A cross-party House of Lords committee has launched a new inquiry into whether public services broadcasters, such as the BBC and ITV, can survive the rise of on-demand video services — and whether they are “worth saving”.
“There are concerns that the popularity of video on demand services has made PSBs redundant,” it said in a statement.
“The Committee will investigate if the concept of public service broadcasting retains some value, what form it should take in future and how it could be financially viable.”
Stephen Gilbert, the Conservative chair of the committee, said on-demand service companies, which do not have public service obligations, risked pricing public service broadcasters out of the production market by inflating costs.
“Public service broadcasters must fulfil a range of obligations, including on the volume and type of adverts they show, programming in specific genres, the way they commission content, the audiences they serve and the watershed,” he said.
The concern was also shared by Ofcom, the UK communications watchdog. In a report published last May, it said big budgets of online players like Netflix — which spent an estimated $13bn on content in 2018 — were driving a rise in production costs at a time when commercial public service broadcasters faced falling advertising revenues.
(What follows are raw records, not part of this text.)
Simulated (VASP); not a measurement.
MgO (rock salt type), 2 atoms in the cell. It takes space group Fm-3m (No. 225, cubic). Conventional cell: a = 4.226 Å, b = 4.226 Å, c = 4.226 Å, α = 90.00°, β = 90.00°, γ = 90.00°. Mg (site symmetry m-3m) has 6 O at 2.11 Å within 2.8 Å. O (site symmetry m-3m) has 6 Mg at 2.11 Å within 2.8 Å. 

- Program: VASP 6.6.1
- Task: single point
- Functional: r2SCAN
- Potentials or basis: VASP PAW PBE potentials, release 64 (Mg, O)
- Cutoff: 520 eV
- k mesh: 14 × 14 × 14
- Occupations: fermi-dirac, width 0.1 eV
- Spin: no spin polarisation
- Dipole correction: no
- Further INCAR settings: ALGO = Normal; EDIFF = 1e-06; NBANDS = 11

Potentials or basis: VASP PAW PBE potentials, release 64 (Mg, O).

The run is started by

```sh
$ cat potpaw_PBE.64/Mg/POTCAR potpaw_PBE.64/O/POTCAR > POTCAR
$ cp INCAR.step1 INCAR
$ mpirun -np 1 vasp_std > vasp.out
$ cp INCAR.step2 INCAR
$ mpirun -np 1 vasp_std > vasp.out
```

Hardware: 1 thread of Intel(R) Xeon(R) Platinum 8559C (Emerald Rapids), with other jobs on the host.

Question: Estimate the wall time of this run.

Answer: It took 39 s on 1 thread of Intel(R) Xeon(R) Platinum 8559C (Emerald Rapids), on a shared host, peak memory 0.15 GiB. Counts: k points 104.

Tony Hall, the BBC director-general, last week complained about the unlevel playing field between the heavily regulated public service broadcasters and international video-on-demand companies.
“Ofcom themselves have pointed out that a programme can be regulated in numerous ways depending on who hosts it,” Lord Hall said at a conference in London, adding that a company like Netflix can update its app weekly with no need for regulatory approval.
The committee has invited written evidence from interested parties by Friday 26 April 2019.